Chapter three covers one day, from seven in the morning until the evening. It is the first day of Meursault's trial. He is taken from the prison in a police van and is surprised to find the courtroom crowded when he gets inside. It is summer time and the room is stifling. By the end of the day the judges, the jury, the legal teams and the journalists will all be issued with straw fans. Spectators fan themselves with newspapers. Before the trial begins one of the reporters tells Meursault that they've blown his case up a bit. Meursault notices that the policemen who brought him into the courtroom, the journalists and the legal teams are all very friendly towards each other and Meursault gets the impression that they are all in some kind of club together. As the trial is starting, he notices one of the journalists is different to the others, he is younger and instead of picking up his pen he looks right at Meursault. The names of the witnesses are called out, none of them are Arabs but all European Algerians, people from the home and Meursault's friends. He notices the strange robotic woman from the restaurant sitting next to Céleste. The presiding Judge sets the tone of the trial when he immediately asks Meursault about his relationship with his mother. Meursault is confused by the proceedings and is taken back to the prison when the session breaks for lunch. When he returns that afternoon, he hears the witnesses testimonies. Meursault is greatly moved by Céleste's attempt to paint him in a positive light. The warden and the caretaker from the home are encouraged by the prosecutor to say damning things about Meursault's behaviour and the accounts his friends give of him are torn apart. The lawyer for Meursault puts up a feeble defence. The hearing is adjourned and Meursault is packed into the van and driven back to prison. On the way he hears the familiar sounds of the town he loves at a time of day he used to feel happy.
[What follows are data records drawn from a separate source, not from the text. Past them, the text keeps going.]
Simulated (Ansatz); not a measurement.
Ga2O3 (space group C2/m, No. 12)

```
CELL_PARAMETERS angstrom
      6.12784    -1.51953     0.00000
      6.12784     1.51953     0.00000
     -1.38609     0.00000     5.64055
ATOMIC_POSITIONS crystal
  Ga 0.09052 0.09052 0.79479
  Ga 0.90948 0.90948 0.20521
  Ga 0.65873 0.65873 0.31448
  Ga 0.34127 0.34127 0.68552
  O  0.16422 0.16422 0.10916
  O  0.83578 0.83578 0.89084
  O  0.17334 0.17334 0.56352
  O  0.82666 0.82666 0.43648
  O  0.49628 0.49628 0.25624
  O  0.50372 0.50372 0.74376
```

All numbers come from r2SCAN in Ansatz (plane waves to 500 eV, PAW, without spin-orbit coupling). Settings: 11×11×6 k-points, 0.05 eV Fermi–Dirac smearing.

“I said to the policeman, 'What a lot of people!' He replied that it was because of the papers and he pointed to a group standing by the table under the jury-box. He said, 'That's them.'”

Meursault's trial is supposed to be a small affair that will be cleared away quickly, according to his lawyer. The next case up is a parricide and that's going to be a big one. However, the papers must be publishing some intriguing stuff about Meursault, more than the simple story we'd expect, ‘Arab killed in fight with European on the beach’. In 1930s Algiers, this wouldn't be too sensational a story. So how is Meursault's case being presented in the papers to draw such a crowd? We don’t know because Meursault doesn’t know.

“... the journalist turned to me and smiled. He told me that he hoped everything would go well for me. I thanked him and he added, 'you know we've blown your case up a bit.'"

Meursault doesn't know, he hasn't been given the papers to read. The journalist appears a bit two-faced, he's smiling and wishing Meursault good luck but has probably written some sensational, and damning, articles about him. Note that the journalist is playing the game, it is summer silly season with no good news stories, so the papers just have to make them up.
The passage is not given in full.